Joss Whedon's Open Letter to Buy the Terminator Franchise
If you haven't heard yet, the rights to the Terminator franchise are going up for auction later this month. The Financial Times reports that The Halcyon Co. is selling off the entire rights to the franchise, which will "give the buyer the ability to make new Terminator films, TV programmes and other spin-offs that build on the popularity of the franchise." Sounds like a hell of a deal. It will reportedly sell for more than $60 million, which is what the TMNT franchise sold for recently. But that's not the best part. Nikki Finke of Deadline Hollywood published an open letter from Joss Whedon to the owners of the rights and it's just hilarious.
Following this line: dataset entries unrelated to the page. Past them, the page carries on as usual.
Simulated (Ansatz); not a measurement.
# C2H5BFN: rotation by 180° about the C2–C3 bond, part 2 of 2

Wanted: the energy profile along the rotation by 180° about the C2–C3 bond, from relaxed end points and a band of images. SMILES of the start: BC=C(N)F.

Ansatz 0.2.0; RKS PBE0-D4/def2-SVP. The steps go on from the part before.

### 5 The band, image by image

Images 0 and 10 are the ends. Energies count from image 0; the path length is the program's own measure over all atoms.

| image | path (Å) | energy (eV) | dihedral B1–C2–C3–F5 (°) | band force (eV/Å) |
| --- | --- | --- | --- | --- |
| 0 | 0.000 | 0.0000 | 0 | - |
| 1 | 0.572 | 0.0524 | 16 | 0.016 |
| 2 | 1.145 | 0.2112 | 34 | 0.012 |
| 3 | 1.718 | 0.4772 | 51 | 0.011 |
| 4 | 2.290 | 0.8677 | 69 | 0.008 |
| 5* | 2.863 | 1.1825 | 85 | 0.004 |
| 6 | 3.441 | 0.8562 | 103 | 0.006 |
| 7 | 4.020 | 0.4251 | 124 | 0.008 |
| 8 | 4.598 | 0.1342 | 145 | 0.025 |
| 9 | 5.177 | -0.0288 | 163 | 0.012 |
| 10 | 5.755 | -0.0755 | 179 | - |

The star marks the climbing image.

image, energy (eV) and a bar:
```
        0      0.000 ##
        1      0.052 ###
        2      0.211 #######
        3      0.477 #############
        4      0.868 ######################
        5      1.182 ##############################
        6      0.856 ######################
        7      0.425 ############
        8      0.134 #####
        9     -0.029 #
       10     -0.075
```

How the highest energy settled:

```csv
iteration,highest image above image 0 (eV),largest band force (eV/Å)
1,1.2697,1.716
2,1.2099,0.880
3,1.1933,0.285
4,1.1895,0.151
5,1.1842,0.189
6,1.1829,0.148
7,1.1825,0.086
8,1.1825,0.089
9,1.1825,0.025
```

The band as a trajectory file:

It's better to read the letter in its entirety on Deadline Hollywood, but I've pulled some of the best parts:
I am Joss Whedon, the mastermind behind Titan A.E., Parenthood (not the movie) (or the new series) (or the one where 'hood' was capitalized ’cause it was a pun), and myriad other legendary tales. I have heard through the 'grapevine' that the Terminator franchise is for sale, and I am prepared to make a pre-emptive bid RIGHT NOW to wrap this dealio up. This is not a joke, this is not a scam, this is not available on TV. I will write a check TODAY for $10,000, and viola! Terminator off your hands.
He jokes about how he's not joking that there are four zeroes behind that one - "that's to show you I mean business." At first I thought this was fake, like it didn't actually come from Joss Whedon, but now I think it's real and he's just making fun of the franchise, essentially saying that it was a great idea that's been beat to a bloody pulp by Hollywood. Here are some of his ideas for what he'd do with the franchise if he owned it:
1) Terminator… of the Rings! Yeah, what if he time-travelled TOO far… back to when there was dragons and wizards? (I think it was the Dark Ages.) Hasta La Vista, Boramir! Cool, huh? "Now you gonna be Gandalf the Red!" RRRRIP! But then he totally helps, because he's a cyborg and he doesn't give a s#&% about the ring -- it has no power over him! And he can carry it AND Frodo AND Sam AND f@%& up some orcs while he's doing it. This stuff just comes to me. I mean it. (I will also offer $10,000 for the Lord of the Rings franchise).
2) More Glau. Hey. There's a reason they're called "Summer" movies.
3) Can you say… musical? Well don't. Even I know that's an awful idea.
4) Christian Bale's John Connor will get a throat lozenge. This will also help his Batwork (ten grand for that franchise too, btw.)
And this is why people love Joss Whedon! I've got to admit, that was downright hilarious. He's basically saying what everyone else has already thought about this franchise - it's dead, give it up! McG (and friends) tried their hardest to reignite the franchise, but it failed miserably, fizzled out to a cool $125 million earlier this summer. And now what are they going to do with it? Sell the rights off to someone else and pay even more money for another sequel or spin-off that will fail again. I think the Terminator franchise still has a lot of potential, but only in the hands of someone smart who really knows what to do with it. Your thoughts?